Now, let's simulate a season. If you take one lego block, at random, from the histogram for each player (let's say you pulled a 10% lego block for the rookie) now grab a die weighted to 10% and roll it 103 times (the number of shots he had). Make sure to record the number of sixes you roll, mark that down as his simulated goals for that season, and figure out his shooting% as well. Now do the same for every other player ... plot out the results. Voila! The same as the spread of results for an actual NHL season.

Simulate another season and look at the way the individual player's numbers shifted from yearto year. Some guys had madass swings, some guys stayed the same. And the real league numbers show a frighteningly similar pattern. The real world numbers will be ever so slightly wider shifts from year to year. Why? Because things like wrist injuries, playing with Thornton, emotional problems ... they really do happen, and they affect a player's EV shooting%. But the effect on the league as a whole ... it is a fraction of what hockey pundits are attributing to the variance for even one team. So the overwhelming majority of this expert insight must be completely untrue. The universe demands that.

If thinker A tries the same thing with his plot (the red one, his sense of likelihood) if he applies it to every player in the league and adds them all up ... the spread is way too wide. He has estimated tonnes more terrific shooters than the NHL produced, and tonnes more terrible shooters as well. Keep parlaying it through and in relatively few seasons you'd have a population with a bunch of guys who didn't have a hope in hell of ever scoring a goal, and a smaller group who scored on almost every shot they took.
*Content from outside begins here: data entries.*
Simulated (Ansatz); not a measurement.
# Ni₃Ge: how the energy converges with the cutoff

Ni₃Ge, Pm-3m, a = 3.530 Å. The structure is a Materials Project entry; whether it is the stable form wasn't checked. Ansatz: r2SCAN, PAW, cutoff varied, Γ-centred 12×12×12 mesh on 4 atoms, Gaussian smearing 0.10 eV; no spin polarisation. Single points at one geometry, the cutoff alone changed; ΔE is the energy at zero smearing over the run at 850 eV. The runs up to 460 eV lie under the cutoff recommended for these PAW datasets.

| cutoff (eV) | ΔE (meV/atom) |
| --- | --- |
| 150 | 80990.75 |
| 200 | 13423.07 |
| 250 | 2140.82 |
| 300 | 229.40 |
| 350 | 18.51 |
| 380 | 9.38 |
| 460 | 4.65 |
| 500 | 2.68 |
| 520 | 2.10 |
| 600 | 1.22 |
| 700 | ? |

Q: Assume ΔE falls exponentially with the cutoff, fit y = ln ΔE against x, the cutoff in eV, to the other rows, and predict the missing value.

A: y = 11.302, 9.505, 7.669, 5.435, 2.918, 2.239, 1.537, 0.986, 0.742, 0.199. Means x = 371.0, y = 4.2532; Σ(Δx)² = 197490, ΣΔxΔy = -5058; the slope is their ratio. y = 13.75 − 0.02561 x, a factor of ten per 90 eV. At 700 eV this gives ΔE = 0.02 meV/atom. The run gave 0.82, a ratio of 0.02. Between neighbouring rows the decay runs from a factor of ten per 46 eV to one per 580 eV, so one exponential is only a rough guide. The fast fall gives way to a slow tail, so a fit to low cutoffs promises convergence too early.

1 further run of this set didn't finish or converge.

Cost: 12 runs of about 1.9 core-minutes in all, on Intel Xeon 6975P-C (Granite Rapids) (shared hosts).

That's why A scoffs at the notion of predictive value, and will almost never wager with B.

Now obviously very few arguments on the Internet involve that kind of math, the language used is more likely a mixture of English and math, mostly the former. The format remains the same though, regardless of whether the topic is clutchness or health or save percentage or shootouts or whatever. If google had an English2Math translator ... you'd see that a lot of guys who aren't especially mathy (slipper and Tyler come to mind) are actually often hitting us with some big, Bayesian concepts. Translated to math, they would be brutal to solve, you'd need someone with much better math skills than me.

B types often bust out the phrase "regress to the mean". That's probably a poor choice of words. It creates the impression that there is an invisible force in the universe pulling everyone and everything towards mediocrity. Really we are talking about luck driving results in the short term, but the bounces being more likely to settle out with time. There is a good chance that a forward who has completely average results over three seasons ... if he has a hard shot and quick release, he will probably get better results in the future, he will probably move AWAY from the mean. The population as a whole is regressing to the mean with time, the players are bouncing around every which way at any moment.

That is it. I don't think I have ever seen a Thinker A type convert to a Thinker B type in my life. The reverse has never happened either. Not in sports talk, not anywhere. I have to think that it's just the way our heads are wired from birth or early life. The Oilogosphere is swimming in this Thinker B type of writer and commenter, whether they are mathematically inclined or not. That is an extraordinary thing, at least to my mind.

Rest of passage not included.